Sideline Sid Sports correspondent & historian www.sunlive.co.nz |
There is an air of optimism amongst New Zealand Cricket fans, that the Black Caps can lift the ICC Men's T20 World Cup aloft in triumph, on Sunday night.
However, first they have to dispatch Pakistan on Wednesday, in Sydney, to set up a meeting in the title decider with the winner of the England verses India semi-final.
It is hard to comprehend that the T20 Cricket phenomenon took off less than twenty years ago.
When the Benson & Hedges One-Day Cricket Cup ended in 2002, the England Cricket Board looked to boost the games dwindling popularity, with a fast paced version of the game.
So Twenty 20 Cricket was born. The first official T20 County matches were played in the English summer of 2003.
T20 cricket spread like wildfire through the foundations of the sport, with the IPL (Indian Premier League) taking the smash and bash of twenty overs per side, to a world-wide television audience.
Prior to T20 Cricket, New Zealand cricket great, Martin Crowe, invented a rival shortened form of the game. While T20 simply reduced the overs required to complete a game of cricket, Cricket Max, introduced two revolutionary innovations.
Teams had two innings of 10 overs each, and shots played into a max zone behind the bowler, counted double, turning 4's into eights and 6's into twelves.

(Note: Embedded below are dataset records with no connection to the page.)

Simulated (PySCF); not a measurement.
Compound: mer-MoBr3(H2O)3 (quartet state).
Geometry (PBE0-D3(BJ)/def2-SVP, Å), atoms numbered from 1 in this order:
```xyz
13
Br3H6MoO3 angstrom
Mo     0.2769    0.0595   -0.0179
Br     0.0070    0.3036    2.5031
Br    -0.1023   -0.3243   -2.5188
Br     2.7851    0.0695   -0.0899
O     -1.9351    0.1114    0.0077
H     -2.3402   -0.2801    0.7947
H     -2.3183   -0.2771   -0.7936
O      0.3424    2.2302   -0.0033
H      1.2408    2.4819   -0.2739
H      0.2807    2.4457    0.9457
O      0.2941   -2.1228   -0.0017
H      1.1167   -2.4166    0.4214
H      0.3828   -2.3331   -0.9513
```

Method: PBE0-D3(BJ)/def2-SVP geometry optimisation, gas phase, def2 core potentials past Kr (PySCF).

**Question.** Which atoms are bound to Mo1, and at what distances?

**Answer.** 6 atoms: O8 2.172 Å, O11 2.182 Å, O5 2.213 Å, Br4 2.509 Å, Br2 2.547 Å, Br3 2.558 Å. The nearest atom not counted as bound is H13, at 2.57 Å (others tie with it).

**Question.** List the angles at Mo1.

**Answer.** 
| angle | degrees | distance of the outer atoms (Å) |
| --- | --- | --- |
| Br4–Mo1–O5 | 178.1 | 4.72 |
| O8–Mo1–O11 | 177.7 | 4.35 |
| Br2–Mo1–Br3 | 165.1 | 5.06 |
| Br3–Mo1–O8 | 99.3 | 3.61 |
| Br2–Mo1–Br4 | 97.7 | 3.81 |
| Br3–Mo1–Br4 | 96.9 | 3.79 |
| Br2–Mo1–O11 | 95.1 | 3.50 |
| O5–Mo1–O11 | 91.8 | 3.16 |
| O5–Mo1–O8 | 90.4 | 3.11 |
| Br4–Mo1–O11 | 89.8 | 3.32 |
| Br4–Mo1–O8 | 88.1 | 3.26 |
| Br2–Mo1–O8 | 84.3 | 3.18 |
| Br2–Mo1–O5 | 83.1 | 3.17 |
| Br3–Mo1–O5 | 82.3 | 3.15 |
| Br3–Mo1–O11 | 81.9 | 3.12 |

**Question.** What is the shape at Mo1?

From 1996 to 2002, several NZC Cricket Max competitions were held. In 1997 the Max Caps played the English Lions, in a three game series in an attempt to take the new format, global.
The two new innovations of four innings and a max zone, proved too hard for the games stakeholders to embrace, with Cricket Max fading into history.
By contrast, T20 have changed batsmen and bowlers approach to Test and One-Day cricket. Batters now take a more aggressive approach to an innings, in the other two forms of the game, with spinners coming on to weave their magic early in an innings.
If cricket fans need any reminder of upsets that T20 can provide in a blink of the eye, they need to go no further than the current T20 World Cup.
It is hard to find a better example of the cut-throat nature of this edition of the ICC competition, than the West Indies. Forced into the qualifying first round, the two-time World T20 World Champions, were eliminated after being beaten by relative cricket minnows, in Scotland and Ireland.
The first game of the Super 12, between Australian and the Black Caps, set the tournament alight. Playing a high stakes games of risk and reward the New Zealand opened their innings with a hailstorm of absolute attack.
Openers Finn Allen with 42 off just 16 balls, and Devon Conway belting 92 from 58 balls, propelled the Kiwi side to post 200 for the loss of just three wickets.
Western Bay Black Caps, Trent Boult, finished of the Aussie tail to see our arch enemies removed for 111. This decisive victory contributed to Australia being eliminated from contesting the playoffs, because of their inferior run rate.
Can New Zealand win the 2022 ICC Men's T20 World Cup - Yes We Can.
The Black Caps must take their A Game, that dismissed Australia, into their semi-final with Pakistan and continue their momentum when/if they reach the title decider.